I haven’t posted a short story in a while, so I thought you might like this one. My large extended family lives on each side of the Atlantic and even after all the years, there is still a fine thread which goes back and forth across the ocean joining us together.
My Aunt Jean was one of my grandfather’s many sisters, she followed a brother and a sister to Canada in the 1920s. She always said you have to go back before you really know where you belong. Her life in Canada was the subject of many, many family stories, some of which might possibly have been true.
The picture is because “moose in the lake” was one of my favourite of all those stories, along with black bears in the trash bins and mistaking a skunk and babies for the family black and white cat and her kittens.

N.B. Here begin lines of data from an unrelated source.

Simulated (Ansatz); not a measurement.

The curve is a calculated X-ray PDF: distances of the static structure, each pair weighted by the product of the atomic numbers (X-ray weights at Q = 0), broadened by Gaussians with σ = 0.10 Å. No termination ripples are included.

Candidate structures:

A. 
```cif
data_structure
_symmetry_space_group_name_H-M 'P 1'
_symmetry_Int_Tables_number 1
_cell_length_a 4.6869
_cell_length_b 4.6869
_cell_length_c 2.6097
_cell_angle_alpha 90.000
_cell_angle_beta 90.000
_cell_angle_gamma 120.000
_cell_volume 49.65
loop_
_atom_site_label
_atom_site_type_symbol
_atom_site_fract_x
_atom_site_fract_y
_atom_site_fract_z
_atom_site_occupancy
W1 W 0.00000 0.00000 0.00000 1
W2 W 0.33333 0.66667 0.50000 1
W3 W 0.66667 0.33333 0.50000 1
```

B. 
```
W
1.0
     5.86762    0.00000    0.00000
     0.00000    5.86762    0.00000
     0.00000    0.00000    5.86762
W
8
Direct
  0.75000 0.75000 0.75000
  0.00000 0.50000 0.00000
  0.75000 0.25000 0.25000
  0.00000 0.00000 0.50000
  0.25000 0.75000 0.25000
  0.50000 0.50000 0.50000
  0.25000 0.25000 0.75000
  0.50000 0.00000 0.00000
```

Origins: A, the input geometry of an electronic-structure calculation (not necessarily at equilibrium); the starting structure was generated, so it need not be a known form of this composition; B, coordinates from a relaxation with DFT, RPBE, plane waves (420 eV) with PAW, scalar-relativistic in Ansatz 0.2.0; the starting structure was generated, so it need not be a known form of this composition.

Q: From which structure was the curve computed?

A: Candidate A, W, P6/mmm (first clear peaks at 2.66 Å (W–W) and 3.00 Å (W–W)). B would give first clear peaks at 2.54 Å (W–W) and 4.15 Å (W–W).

The wind ripped the handkerchief she had been waving from her fingers and carried off high above the liner’s bows.
Despite the cold she could not bring herself to go below, she stood by the rail and watched the shore slipped further and further away as the evening tide carrying them out. She knew when she came on deck tomorrow green waters would have turned to blue and the land would be a memory.
She had always promised herself she would go home, go back to her mother and all her brothers and sisters. Every part of her had ached for the familiar faces and familiar places of home.
Eventually she could bear the aching need no longer and she had packed her case and fled back to the land of her birth.
Once there, softly and quietly the familiar had wrapped itself about her. Remembered sights and smells and sounds had woven in and out of her senses, drawing her back to the places she had left when she had begun her great adventure.
She had come home and home had welcomed her with open arms, but now she was leaving them again, crossing back over the great ocean.
As the light finally faded and she could no longer see the dark shadow of the land, her thoughts turned to the wooden cabin by the lake.
The fruit harvest would over and soon the trees would blaze with the colours of autumn, heralding the promise of the long white winter to come.
He would be there, waiting.
When she left, she believed she was going back to where she belonged, but now the ship was carrying her back to him and to the land she knew she would now forever more call home.